With a click of a button, Kim stores his number in her phone's built-in address book and adds a reminder to the built-in scheduler. She uses a secure connection and transfers funds from her savings account to her checking account to cover the car repair.
Another $800 for car repairs? Kim needs to replace her car. She accesses the classified section of her online newspaper, where she hopes to find a reliable replacement. She copies a few listings to the phone's built-in memo pad, and accesses Edmund's Web site, where she gathers information from their Used Car section.
Kim checks her other messages: one is from a friend who wants to get together and do something that evening. Kim accesses a local cinema's Web site to see what is playing, then checks out the reviews. One movie sounds interesting, but the critic said the wait to get into the theater was longer than the movie itself. Kim uses a secure connection and purchases the tickets in advance. She calls her friend to let her know.
The scheduler in her screenphone reminds her to call a cab to get to work. She clicks on the cab company's number, which her screenphone automatically dials. Before Kim leaves home, she uses the infrared port to synchronize the information in her address book and scheduler on her Internet screenphone with that on her cellular smartphone, which she drops into her bag as she heads out the door.
TABLE 1 JavaPhone API Packages in the Home
| · JTAPI | · Calendar | · Communication API |
| · AddressBook | ·SSL | |
JavaPhone Technology in the Workplace
Kim arrives at work and checks her Internet screenphone for messages. She receives a customer complaint at her desk. Using caller ID, she maps the caller to a Web page that shows the client's history and pops up a mail view that shows recent messages to and from that client.
With the information she has at her fingertips, Kim checks the corporate help desk trouble reports for the problem and for a possible solution. She faxes the necessary information to the client and adds to the shared corporate "To Do List", an entry for a support representative to call on the client and follow up on the problem.
TABLE 2 JavaPhone API Packages in the Workplace
| · JTAPI | · Communication API | · Calendar |
JavaPhone Technology on the Business Trip
John is attending a business convention in San Francisco and has decided to stay over the weekend to take advantage of the local attractions. During a break at the convention, he uses his wireless smartphone and connects to the travel service offered by his network operator.
He selects an online travel guide that includes typical information such as lodging, restaurants, museums, and exhibitions. As he prepares to download it, a warning message informs him that his battery level is too low to perform the task. John replaces the battery and resumes the download operation.

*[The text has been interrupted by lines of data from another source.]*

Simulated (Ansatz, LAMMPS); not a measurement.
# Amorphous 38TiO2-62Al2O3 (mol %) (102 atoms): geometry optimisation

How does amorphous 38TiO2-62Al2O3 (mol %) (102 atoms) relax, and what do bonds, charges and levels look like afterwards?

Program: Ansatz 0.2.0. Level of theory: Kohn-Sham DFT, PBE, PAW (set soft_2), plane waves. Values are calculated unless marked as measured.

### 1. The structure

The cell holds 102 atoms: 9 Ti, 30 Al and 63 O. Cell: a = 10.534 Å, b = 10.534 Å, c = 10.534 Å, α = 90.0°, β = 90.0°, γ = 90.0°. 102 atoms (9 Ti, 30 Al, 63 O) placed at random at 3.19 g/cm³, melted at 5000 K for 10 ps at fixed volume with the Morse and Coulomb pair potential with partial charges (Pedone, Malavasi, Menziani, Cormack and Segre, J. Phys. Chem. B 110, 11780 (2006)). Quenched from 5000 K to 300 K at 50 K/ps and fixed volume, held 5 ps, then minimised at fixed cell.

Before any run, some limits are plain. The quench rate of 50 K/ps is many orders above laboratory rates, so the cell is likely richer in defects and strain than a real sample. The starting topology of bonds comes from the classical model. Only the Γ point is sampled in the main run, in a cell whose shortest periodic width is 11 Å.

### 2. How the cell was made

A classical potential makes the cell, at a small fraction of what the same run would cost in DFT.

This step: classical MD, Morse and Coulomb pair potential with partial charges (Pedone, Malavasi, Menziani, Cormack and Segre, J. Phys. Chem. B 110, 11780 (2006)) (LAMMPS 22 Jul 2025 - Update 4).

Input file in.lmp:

After browsing the information provided in the online guide, he decides to spend the weekend in the Napa Valley. He selects a hotel located in Calistoga and presses the speed dial key on his phone to automatically dial the number displayed on screen. Once he is done with the hotel, the travel guide application asks him whether he wants to book a rental car. Upon confirmation, the application automatically dials the phone number of his favorite car rental company.
Finally, John sends a short text message to his administrative assistant to ask her to reschedule his meetings on Monday morning. Later on, he receives a message back from her with a calendar confirming that she has entered the changes on his electronic calendar in the office. The message also prompts him to accept a calendar update, which he accepts in order to synchronize his local calendar on the phone.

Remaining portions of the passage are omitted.